«In the Sahel the fundamental human rights are violated every day: the right to life, to religious freedom, to education, to property, to security,» denounced the Bishops of Burkina Faso, Niger, Ghana, Mali and Ivory Coast, in a statement released at the end of a meeting held in Ouagadougou, on the crisis that is devastating the region due to the violence of armed jihadist groups that hit vast areas of Mali, Niger, Burkina Faso.
This last country, in particular, has recorded more than 700 deaths and 500,000 internally displaced persons and refugees caused by incursions by armed groups since 2015, reported Fides News Agency.

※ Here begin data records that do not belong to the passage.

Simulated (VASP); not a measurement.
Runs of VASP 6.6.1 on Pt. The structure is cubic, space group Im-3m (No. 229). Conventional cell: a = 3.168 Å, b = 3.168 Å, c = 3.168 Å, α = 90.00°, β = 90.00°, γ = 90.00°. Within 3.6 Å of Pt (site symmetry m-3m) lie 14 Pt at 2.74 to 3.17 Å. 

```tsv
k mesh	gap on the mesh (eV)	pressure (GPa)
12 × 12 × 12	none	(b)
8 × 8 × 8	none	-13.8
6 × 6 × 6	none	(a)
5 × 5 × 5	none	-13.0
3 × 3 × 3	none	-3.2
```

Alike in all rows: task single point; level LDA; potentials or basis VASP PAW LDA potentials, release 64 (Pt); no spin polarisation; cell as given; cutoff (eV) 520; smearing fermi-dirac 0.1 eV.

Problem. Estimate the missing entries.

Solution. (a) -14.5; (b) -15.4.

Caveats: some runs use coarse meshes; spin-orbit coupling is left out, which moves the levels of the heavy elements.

«The epicenter of insecurity was first in Mali. Now it is Burkina Faso that is at the heart of the conflict,» said Patrick Youssef, Deputy Director of the International Committee of the Red Cross for Africa, during the press conference at the International Forum in Dakar (Senegal) on peace and security in Africa, where the Sahel crisis was at the center of the works.
Even Countries touched so far marginally by jihadist terrorism have expressed concern about the situation in which neighboring states live. «One must never think that terrorist threat affects others. All the countries in the world are currently affected by this threat, also the Ivory Coast,» said Foreign Minister of the Ivory Coast, a country that suffered a terrorist attack in Grand Bassam in March 2016, at the Dakar forum.
The serious insecurity in which vast areas of Burkina Faso live did not prevent the opening on November 18 in Ouagadougou of the 4th Congress of Africa and Madagascar on Divine Mercy. The Congress presided over by His Eminence Cardinal Philippe Nakellentuba Ouédraogo, Archbishop of Ouagadougou, which will end on November 24, is entitled «Divine Mercy: a grace for our time».
Among the themes of the reports that are presented at the Congress, several deal with issues that have a connection with the crisis of the area, from the manipulation of conflicts to the illegal and brutal exploitation of natural resources, from the distortions of international trade to the deepening of the gap between the rich and the poor.